I ran away from the memories my house held, the loneliness of the city, the friends I never had. I found a way to leave and I never looked back. I made other friends and found a new city that I adopted as home, telling myself this is what people do and what I was doing was just normal.

With all the running away I never stopped to think about the people I was leaving behind to handle what I was running away from. I was too weak and I left the heavy lifting to everyone else.

But that's the thing about running away. Once you start, you never stop.

Because no matter how fast or far you run, the people and the reality you leave behind will always catch up. While this would all sound so much cooler as a spy detective thriller, having your reality catch up to you isn't nearly as thrilling.

The people you left behind to deal with the messes you made, the memories that trip you up when you least expect them, and the realization of how much of a coward you are for running away - they will catch up. And then there are no excuses you can make to yourself, nothing you can say to make yourself feel better.

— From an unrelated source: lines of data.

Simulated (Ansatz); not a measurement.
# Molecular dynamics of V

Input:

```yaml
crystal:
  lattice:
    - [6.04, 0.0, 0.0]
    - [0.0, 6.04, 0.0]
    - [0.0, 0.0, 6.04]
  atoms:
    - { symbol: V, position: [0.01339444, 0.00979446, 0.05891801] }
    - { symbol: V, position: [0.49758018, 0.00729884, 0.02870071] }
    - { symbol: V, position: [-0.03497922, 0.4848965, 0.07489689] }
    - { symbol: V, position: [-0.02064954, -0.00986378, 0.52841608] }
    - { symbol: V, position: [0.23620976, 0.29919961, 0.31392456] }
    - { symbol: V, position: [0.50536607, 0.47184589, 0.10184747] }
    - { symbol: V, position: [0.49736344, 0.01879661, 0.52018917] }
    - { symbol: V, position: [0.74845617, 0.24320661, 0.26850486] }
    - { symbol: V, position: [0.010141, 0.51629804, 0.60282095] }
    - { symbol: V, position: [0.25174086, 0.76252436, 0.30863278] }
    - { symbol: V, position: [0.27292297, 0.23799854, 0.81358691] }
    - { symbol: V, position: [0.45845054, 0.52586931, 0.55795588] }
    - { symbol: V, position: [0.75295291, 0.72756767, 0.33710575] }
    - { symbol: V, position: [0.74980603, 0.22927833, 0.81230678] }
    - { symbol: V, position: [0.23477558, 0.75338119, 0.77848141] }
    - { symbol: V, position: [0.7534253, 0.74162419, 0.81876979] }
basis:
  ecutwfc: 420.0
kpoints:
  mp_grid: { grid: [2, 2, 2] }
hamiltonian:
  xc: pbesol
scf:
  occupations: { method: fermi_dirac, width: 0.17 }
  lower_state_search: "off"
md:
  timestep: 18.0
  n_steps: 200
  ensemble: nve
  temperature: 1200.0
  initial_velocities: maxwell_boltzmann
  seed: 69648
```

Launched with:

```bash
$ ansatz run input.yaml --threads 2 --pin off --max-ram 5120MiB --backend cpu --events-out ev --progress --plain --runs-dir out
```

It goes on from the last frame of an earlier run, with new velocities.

That's how you are reminded of how weak you truly are. How you know you do not have it in you to go back.

How you are just a coward.

How do I know this? Because I thought I was done and then I had my realization too - the epiphany that I am still running. Only this time, I found YOU to run to. Kind, warm, strong you who believes in my lies, my masks. Who doesn't see the stupid crying child I hide behind big words and bigger speeches. I am still the gingerbread man, running away from my past and my present, only now I conveniently cry into your arms. Stupid scared cowardly little me.

The gingerbread man eventually got caught and eaten by those who were chasing him.

I wonder when my time will come.

Sunday, June 7, 2015

Happy birthday, love :)

Another year, another birthday.

Funny how this is the post that breaks the long cycle of not having put up anything on this blog since February.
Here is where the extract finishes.